It’s no longer enough just to see net and gross profit. Practices now want to be able to see visual insight from their data such as WIP progress by employee, monthly billing processes, and other metrics such as client referrals and website referrals. It’s all valuable information that can be used to make business decisions and to inform future planning and forecasting, and it is why many practices are considering business intelligence tools.

Spreadsheets are often a mainstay in terms of organising and analysing data at many practices and there is nothing wrong with this, but as a mechanism, they simply can’t aggregate data from multiple sources into one place, and refresh it every hour without the need for manual intervention. 

Remaining competitive

Many practices begin using business intelligence tools to increase transparency surrounding their own business activity. However, while most technologies serve to improve operation or client-facing processes, business intelligence tools do both.

Advisors gain greater control of their data and reduce the time between something going wrong in your database and their ability to act on it (hourly refresh versus monthly board packs). The tools also significantly increase the chances of a practice hitting its goals and being able to evolve and grow.

What if you could pull data from unrelated sources for your clients to analyse, organising it with visually compelling and interactive insight? Business intelligence tools can be used for clients to generate this data-driven insight and to construct a strategic plan.

Here’s an example: with a distributed workforce, you could pull a range of practice management-led insight around work in progress, debt and lockup across all clients, and be able to slice that information down to any dimension – office, partner, department. Having this type of information to hand can be crucial in terms of making timely decisions about actions to take with specific clients, or in the case of future planning, when forecasting may help to underpin major decisions.

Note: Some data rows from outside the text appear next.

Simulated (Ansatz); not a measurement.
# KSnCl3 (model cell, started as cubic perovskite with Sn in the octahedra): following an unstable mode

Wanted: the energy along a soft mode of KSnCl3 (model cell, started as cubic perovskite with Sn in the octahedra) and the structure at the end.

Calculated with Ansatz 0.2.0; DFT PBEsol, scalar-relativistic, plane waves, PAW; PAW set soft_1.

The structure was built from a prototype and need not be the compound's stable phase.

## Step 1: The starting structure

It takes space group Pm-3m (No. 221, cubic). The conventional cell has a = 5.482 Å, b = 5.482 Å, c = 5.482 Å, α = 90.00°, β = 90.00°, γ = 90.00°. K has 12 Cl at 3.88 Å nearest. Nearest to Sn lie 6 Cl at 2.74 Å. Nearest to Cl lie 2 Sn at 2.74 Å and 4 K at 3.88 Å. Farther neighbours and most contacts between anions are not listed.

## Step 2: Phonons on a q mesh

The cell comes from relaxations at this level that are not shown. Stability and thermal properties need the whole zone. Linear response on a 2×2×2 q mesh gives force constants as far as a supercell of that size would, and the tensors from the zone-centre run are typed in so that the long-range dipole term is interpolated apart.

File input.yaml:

With business intelligence tools, it’s possible to surface all timesheet information to see a visual breakdown of where all chargeable and non-chargeable time is being spent, down to assignment type. This gives the ability to see patterns of how work is being done in almost real-time, highlighting where improvements may be made.

What’s next?

We are seeing a rise in practices repurposing their traditional report builder roles into more modern business intelligence-focused roles. As business intelligence tools become a main stay for the accountancy profession, both small and large practices will be able to make more meaningful, data-driven decisions to help clients drive growth, while also increasing efficiency and productivity.